Travel: Aztec Ruins National Monument


Story and photo by Phil Clark
Lake Powell Chronicle

Seemingly hidden behind a modest residential area in Aztec, New Mexico, there is a gem of a small park. Aztec Ruins National Monument offers visitors a glimpse into ancient pueblo life well before anyone else lived nearby and the opportunity to experience what it’s like to stand in a large kiva.  

Created in 1923 by President Warren G. Harding, Aztec Ruins is actually a misnomer. Aztec Indians of Mexico never lived in this area. Ancestral Puebloans called this small settlement home from the 1100s to the 1300s before leaving the site for the Rio Grande Valley, the Hopi Mesas, and for other settlements in the Colorado Plateau.
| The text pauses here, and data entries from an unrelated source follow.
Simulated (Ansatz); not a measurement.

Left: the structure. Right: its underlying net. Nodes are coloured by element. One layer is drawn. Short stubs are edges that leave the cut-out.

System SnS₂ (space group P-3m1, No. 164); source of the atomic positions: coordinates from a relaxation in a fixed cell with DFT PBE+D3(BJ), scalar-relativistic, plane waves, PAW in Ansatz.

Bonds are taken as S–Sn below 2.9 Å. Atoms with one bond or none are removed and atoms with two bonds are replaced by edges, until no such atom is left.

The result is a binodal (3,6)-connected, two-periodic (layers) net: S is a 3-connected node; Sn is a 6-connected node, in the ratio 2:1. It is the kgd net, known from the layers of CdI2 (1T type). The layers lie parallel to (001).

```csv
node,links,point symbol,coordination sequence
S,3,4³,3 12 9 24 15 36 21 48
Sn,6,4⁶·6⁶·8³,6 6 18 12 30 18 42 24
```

An early winter cold snap had turned the leaves of the cottonwood trees mostly brown while some random trees seemed to insist on a showy display of yellow. The native plants had gone dry to sleep through the winter as my wife and I arrived at the monument. Entering the visitor center, which used to be the personal residence of H.D. Abrams, a strong supporter for the preservation of the ruins, we start with visiting the exhibits. Display cases trace the history of Native Americans in the region and the history of the monument. Some of the displays included artifacts that were found at Aztec. Before following the paved trail through the ruins, we watched a video of the history of the monument and the people that used to live there providing valuable insights in how it might have been to live in this part of the Colorado Plateau.  

The main ruins are referred to as West Ruin and are believed to contain some 400 rooms, 20 kivas and one Great Kiva. The Pueblo complex rises to three stories and some kivas are located on upper floors. The overall layout of the west ruin is a rectangle with one long side missing. There are many interesting architectural details including T-shaped doorways, windows built at the corner of two walls and a striking line of green rock carefully mortared in place separating other brownish rock masonry. The long back wall aligns with the sun on the summer solstice. Archeologists theorize that the ancient Pueblo people started forming larger population centers at what is now Chaco Culture National Historical Park and Mesa Verde National Park. Aztec lies about halfway between Chaco and Mesa Verde. Many of the masonry styles found at Aztec are similar to those used at the two other parks. Ancient roads have been discovered linking these ancient centers of civilization. 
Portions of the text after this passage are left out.